Remote ray cluster not spilling to disk

How severe does this issue affect your experience of using Ray?

  • High: It blocks me to complete my task.

Hi all,
We have been experimenting with large datasets using Modin on Ray (> 50-80 GB CSVs of 20+ columns) and we haven’t had any issues with it on a vertically scaled single machine due to its capability to spill to disk by default.

I’ve been looking into horizontally scaling a remote ray cluster to handle the same tasks but on a regular basis, I’m seeing the error " <> workers killed due to memory pressure (OOM)"

Some more error logs

UserWarning: Ray Client is attempting to retrieve a 6.37 GiB object over the network, which may be slow. Consider serializing the object to a file and using S3 or rsync instead.
(raylet) [2024-12-23 02:51:28,780 E 433 433] (raylet) node_manager.cc:3069: 3 Workers (tasks / actors) killed due to memory pressure (OOM), 0 Workers crashed due to other reasons at node (ID: bc50b1b54c80c8a1a049327b661c2a1016d3aac156ca01c7b0a12d3e, IP: <ip>) over the last time period. To see more information about the Workers killed on this node, use `ray logs raylet.out -ip <ip>`
(raylet) 
(raylet) Refer to the documentation on how to address the out of memory issue: https://docs.ray.io/en/latest/ray-core/scheduling/ray-oom-prevention.html. Consider provisioning more memory on this node or reducing task parallelism by requesting more CPUs per task. To adjust the kill threshold, set the environment variable `RAY_memory_usage_threshold` when starting Ray. To disable worker killing, set the environment variable `RAY_memory_monitor_refresh_ms` to zero.
[2024-12-23 10:52:06 +0000] [41] [ERROR] Worker (pid:42) was sent SIGKILL! Perhaps out of memory?
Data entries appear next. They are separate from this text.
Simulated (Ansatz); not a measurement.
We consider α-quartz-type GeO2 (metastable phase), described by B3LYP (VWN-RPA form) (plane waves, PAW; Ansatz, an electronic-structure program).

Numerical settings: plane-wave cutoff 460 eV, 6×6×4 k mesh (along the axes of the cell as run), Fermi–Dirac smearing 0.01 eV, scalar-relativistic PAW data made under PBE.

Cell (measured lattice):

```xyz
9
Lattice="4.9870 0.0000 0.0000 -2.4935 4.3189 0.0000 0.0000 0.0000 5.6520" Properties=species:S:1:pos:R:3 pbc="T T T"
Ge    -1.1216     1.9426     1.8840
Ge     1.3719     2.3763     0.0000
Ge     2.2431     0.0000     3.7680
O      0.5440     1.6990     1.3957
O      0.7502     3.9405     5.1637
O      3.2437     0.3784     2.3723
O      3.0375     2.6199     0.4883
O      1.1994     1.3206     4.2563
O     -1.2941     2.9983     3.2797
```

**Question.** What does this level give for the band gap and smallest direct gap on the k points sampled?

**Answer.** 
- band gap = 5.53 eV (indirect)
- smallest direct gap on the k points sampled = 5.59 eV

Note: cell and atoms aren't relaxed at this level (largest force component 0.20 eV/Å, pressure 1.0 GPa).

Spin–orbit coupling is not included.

For some reference, I am able to load the dataset just fine, but any further transformations on the dataset seem to error out like above without any errors on object spilling even though I have added it as mentioned in the documentation at Object Spilling — Ray 2.40.0 I’m fairly new to ray clusters so just followed the documentation.

Below is the output of my ray status for reference to show available resources from my configuration

---------------------------------------------------------------
Usage:
 0.0/88.0 CPU
 0B/474.75GiB memory
 0B/206.13GiB object_store_memory

Demands:
 (no resource demands)

Below are details from my yaml file

# Command to start ray on the head node. You don't need to change this.
head_start_ray_commands:
    - ray stop
    - >-
      ray start
      --head
      --port=6379
      --object-manager-port=8076
      --autoscaling-config=~/ray_bootstrap_config.yaml
      --system-config='{"object_spilling_config":"{\"type\":\"filesystem\",\"params\":{\"directory_path\":\"/tmp/spill\"}}"}'


# Command to start ray on worker nodes. You don't need to change this.
worker_start_ray_commands:
    - ray stop
    - >-
      ray start
      --address=$RAY_HEAD_IP:6379
      --object-manager-port=8076

Let me know if I’m missing something, thanks in advance!

Thanks for raising the issue, @Lichtz!

Actually, workers killed due to OOM could happen because of many different situations. And OOM can also happen even if the Object spill is set. You will probably need to figure out which situation it is and then to see why this doesn’t happen in the single node case.

To provide more context, Ray has a Memory Monitor that checks the node memory usage to prevent Linux OOM killer kills the Ray processes. At the same time, the Object spilling feature of Ray executes upon the object_store_memory limitation and it only applies to the large objects. In this sense, if there are a lot of small objects, the Ray’s Memory Monitor can be triggered to kill the ongoing worker process.

To further troubleshooting the memory issue, you can follow the doc here: Debugging Memory Issues — Ray 2.40.0 to get more information regarding the memory usage. And to monitor the object spill activity, you can follow the steps here: Object Spilling — Ray 2.40.0.

Let us know if you collect more information or have further questions.